Harwell, Thompson, Miller has nice ring, but so would cash registers to pay them

Phil Jackman

October 11, 1991|By Phil Jackman

The TV repairman: Don't get your hopes up too high that there's going to be a glorious uniting of past and present and WBAL Radio is going to end up with a super announcing cast of Jon Miller, Chuck Thompson and Ernie Harwell. They're just too expensive unless, of course, someone volunteers to do a lot of pro bono work.

As you might imagine, and even with radio and Channel 2 splitting the tab, Miller drags down big bucks and, with a combined 80 years in the business, Chuck and Ernie aren't reliant on Social Security checks, either.

Remarks by Ken Levine as he hit the trail after resigning his seat in the radio booth indicate he concludes his voice was his biggest drawback. To be sure, it didn't help but honest, Ken, your content sent more than a few listeners off screaming into the night.
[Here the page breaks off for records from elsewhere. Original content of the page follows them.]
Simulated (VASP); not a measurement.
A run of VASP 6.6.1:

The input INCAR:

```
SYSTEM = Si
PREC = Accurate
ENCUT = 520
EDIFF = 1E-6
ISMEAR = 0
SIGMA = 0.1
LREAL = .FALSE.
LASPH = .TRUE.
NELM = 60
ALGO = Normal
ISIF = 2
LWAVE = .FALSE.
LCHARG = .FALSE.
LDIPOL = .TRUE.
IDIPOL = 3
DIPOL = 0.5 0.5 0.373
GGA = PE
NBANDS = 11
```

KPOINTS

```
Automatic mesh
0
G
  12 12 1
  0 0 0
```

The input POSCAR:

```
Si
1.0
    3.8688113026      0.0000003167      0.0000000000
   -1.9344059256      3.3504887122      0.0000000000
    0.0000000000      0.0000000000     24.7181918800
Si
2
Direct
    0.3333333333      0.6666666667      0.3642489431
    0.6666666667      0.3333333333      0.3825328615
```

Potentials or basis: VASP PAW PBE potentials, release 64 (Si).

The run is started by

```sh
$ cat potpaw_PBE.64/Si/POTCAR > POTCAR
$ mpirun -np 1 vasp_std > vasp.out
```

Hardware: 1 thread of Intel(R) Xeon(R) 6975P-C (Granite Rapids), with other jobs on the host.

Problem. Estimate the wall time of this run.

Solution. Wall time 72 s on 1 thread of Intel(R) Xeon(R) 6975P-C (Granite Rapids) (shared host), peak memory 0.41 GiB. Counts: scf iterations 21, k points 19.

Graciously, WBAL station manager Jeff Beauchamp says Levine could have retained his job, but probably stipulations were that he pay his own expenses and carry Miller around on his back.

* The biggie college football game tomorrow has Penn State visiting Miami (ABC, noon) and as Nittany Lions coach Joe Paterno says, "If I had my druthers I wouldn't play a 12 o'clock game in Florida the second week of October. Forgetting the weather, I'm aware how tough it is playing in the Orange Bowl. We got beat down there in '81 when we had a fine team [ranked No. 1 at the time]."

The Hurricanes are favored by 8 1/2 and most feel it should be more. Just the spot that usually brings out the best in the lads in the black hightops.

Going against this one, locally (Ch. 45), is Maryland visiting Georgia Tech . . . N(D)BC has Notre Dame playing Pitt (1:30 p.m.) before baseball grabs the spotlight for nine hours with the Nationals at 3 p.m. and the Americans at 8:30.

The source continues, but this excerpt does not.